Is the list of words complete?

In no way. Some rarely used words aren't mentioned. This is especially applicable to words used for lerfu shifts, for mekso. The task is to formalize mostly used words supplemented by other words from the same semantic or syntactic series (even if the latter are rarely used).


Types of words:

  1. basic brivla: fu'ivla, cimjvo, gismu, cmevla
    1. cimjvo are considered non-decomposable.
    2. fu'ivla might get regularized suffixes (thus they would belong to compound brivla) specifying their semantic classes. Thus ideologically they are like rafsi-suffixes (idea by la selpa'i)
  2. compound brivla: jvajvo.
    1. jvajvo are taught separately from cimjvo
    2. in jvajvo CVV rafsi can act only as suffixes.
    3. CCV rafsi can go anywhere.
    4. CVC rafsi are deleted (retsku is no different from fu'ivla, but retskugau has the -gau suffix).

Te sumti types

  • clause: event (traditionally uses nu) or proposition (traditionally uses du'u).
  • entity
  • property
  • text
  • number

Additional orthogonal types

  • set of other types
  • ordered set of other types
  • realis/irrealis of a place by default. See Global subjunctivity

The dictionary specifies if set or ordered set of any sumti types or particular sumti types is possible for each place of the verb.
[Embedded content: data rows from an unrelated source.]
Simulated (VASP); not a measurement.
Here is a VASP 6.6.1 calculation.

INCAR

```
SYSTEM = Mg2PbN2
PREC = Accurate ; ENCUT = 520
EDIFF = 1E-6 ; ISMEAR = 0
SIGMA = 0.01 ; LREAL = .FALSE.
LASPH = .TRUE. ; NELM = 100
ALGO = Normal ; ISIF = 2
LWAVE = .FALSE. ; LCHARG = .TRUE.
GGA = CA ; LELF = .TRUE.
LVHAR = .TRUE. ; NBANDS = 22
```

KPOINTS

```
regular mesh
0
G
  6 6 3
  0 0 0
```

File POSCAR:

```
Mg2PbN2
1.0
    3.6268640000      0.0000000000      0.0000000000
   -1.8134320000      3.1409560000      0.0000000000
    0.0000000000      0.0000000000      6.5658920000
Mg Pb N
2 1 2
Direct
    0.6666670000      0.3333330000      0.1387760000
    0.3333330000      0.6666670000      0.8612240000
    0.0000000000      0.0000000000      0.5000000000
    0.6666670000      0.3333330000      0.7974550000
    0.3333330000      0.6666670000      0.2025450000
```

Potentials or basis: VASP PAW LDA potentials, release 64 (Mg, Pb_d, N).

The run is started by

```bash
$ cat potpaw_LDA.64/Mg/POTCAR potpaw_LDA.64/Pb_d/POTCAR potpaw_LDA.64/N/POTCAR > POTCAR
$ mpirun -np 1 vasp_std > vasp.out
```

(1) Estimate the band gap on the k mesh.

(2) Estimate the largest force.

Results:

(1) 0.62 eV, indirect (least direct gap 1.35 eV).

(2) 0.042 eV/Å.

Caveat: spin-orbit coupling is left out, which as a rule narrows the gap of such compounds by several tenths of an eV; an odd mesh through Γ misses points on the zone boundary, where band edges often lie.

Raising, lowering rules. Te sumti types interactions

  1. no place can be both entity and clause (event/proposition/property)
  2. if we have the clause selbri and the clause sumti they match. No raising. mi djica lo se nitcu
  3. if we have the clause selbri and the entity sumti then raising is assumed. mi lerci, mi djica lo plise, lo mlatu cu melbi
  4. if we have the entity selbri and the clause sumti then lowering is assumed
  5. if we have the entity selbri and the entity sumti they match. No raising. lo mlatu cu citka

Stage 2 info

We assume that Stage 0 was publishing by LLG initial gismu.txt and cmavo.txt wordlists. The following Stage 1 of writing the Dictionary (link, most of the discussion is by xorxes and gleki) showed

A. which te sumti variable types should exist in Lojban

B. how they interact.

Here, at stage 2 we deal with the following tasks:

1. rethink variable types system based on drawbacks of the one from Stage 1. Find rules for resolving variable types conflicts (assigning a value of one type to a te sumti of another type; aka “sumti-raising/lowering” etc.)

2. polish out specifying te sumti interactions within every given brivla

3. rewrite definitions of most important cmavo (ignoring less used cmavo). ignore rarely used sumti based on “omitted sumti is zo'e ja zi'o, not zo'e” assumption, add useful place keywords (translating them as nouns or adjectives)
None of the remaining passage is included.